"This gospel has made more out of me, than I could've made for myself."
The gospel brings me so much happiness and knowledge of the truth.
I know WHY I'm here I know WHERE I'm going, I know WHAT I need to be doing and HOW I need to act. I know who I am.
I am a daughter of my Heavenly Father... and He loves me. Jesus Christ died for everyone, that's right. Jesus Christ died for me individually. He suffered for my sins. He knows what I go through and as a result, I will never be alone. Ever. No matter how I'm feeling, I'll have one person who will understand. Someone who took on all the pain in the world, so that I wouldn't have to.
I have people on the other side rooting for me. I have guardian angels and the Holy Ghost directing my path. My "plan" may not always align with His plan... but perfect faith means no fear.
Head first. Fearless.
I'm excited for what He has in store for me.

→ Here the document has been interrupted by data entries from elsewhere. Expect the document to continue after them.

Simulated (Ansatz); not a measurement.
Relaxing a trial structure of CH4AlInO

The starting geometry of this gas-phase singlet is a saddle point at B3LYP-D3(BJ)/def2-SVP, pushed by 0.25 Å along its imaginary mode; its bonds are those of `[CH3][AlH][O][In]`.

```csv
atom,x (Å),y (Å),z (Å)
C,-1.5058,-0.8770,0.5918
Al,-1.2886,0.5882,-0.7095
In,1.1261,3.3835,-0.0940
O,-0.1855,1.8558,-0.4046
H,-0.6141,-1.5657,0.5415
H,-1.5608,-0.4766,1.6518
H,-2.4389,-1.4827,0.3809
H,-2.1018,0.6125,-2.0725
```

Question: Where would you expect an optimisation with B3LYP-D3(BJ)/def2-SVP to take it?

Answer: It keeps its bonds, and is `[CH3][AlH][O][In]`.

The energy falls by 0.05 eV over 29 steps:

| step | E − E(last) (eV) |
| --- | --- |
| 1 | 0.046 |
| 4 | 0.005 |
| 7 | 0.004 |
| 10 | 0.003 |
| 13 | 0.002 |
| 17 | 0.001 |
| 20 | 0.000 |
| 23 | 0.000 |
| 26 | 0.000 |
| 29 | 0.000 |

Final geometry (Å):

What is "cool" doesn't matter... what "everyone else" is doing is not important.
Jesus Christ, He is what is important. Working everyday toward perfection, failing and trying even harder the next day. That is what is important.
Saturday October 8th, 2011, AKA, the day I absolutely knew I am not ashamed to be who I am. Sure, I knew before, kinda. But vocally and to the world, I would like to announce that I am free to be me. I am not ashamed to tell you that I love my Savior. I am not ashamed to tell you that I shop at the DI. I am not ashamed to say that I crochet...
There was a time where going to Value Village or the Good Will was embarrassing. Going to the DI is now a pass time. I LOVE wearing DI clothes.
DI wedding dress.
NEW SWEATER :) :) :)
And a three dollar skirt... heck ya!
There was a time when I wouldn't tell people I could crochet. The mind process was, that's for old people... I even told my mom that I didn't like the yarn she got me one time because I was so embarrassed she brought it up. Still feel guilty about that one. I still have that yarn mom, and I love it.
There was a time when I wasn't going to dance in front of people. There was a time when I wouldn't make silly faces. There was a time when I wouldn't talk about periods or whatev. I am. who. I. am. I am happy because I choose to be and because I have faith and hope and so much to look forward to with the knowledge that there is a God who knows and loves me.
And because I know that I am a daughter of Heavenly Father
and that my goal is not to be popular,
or have the most dates,
or even land a boyfriend...
that my goal is to make it happily back to Him...
Then I will smile, keep my chin up and be the Lauren Falter I want to be.
***
This weekend was so fun.
I needed a good care-free weekend with my best friend.
A Friday of head banging straws, replaying our summer nights, a fun blind date and pumpkin carving. A Saturday of attempting to sleep in, DI, dollar store, last half of the game, random visitors, party hoppin', pizza and late night moo-moo dancing.
haha lauren! that DI wedding dress is actually really cute on you!! Call me crazy, but i love it!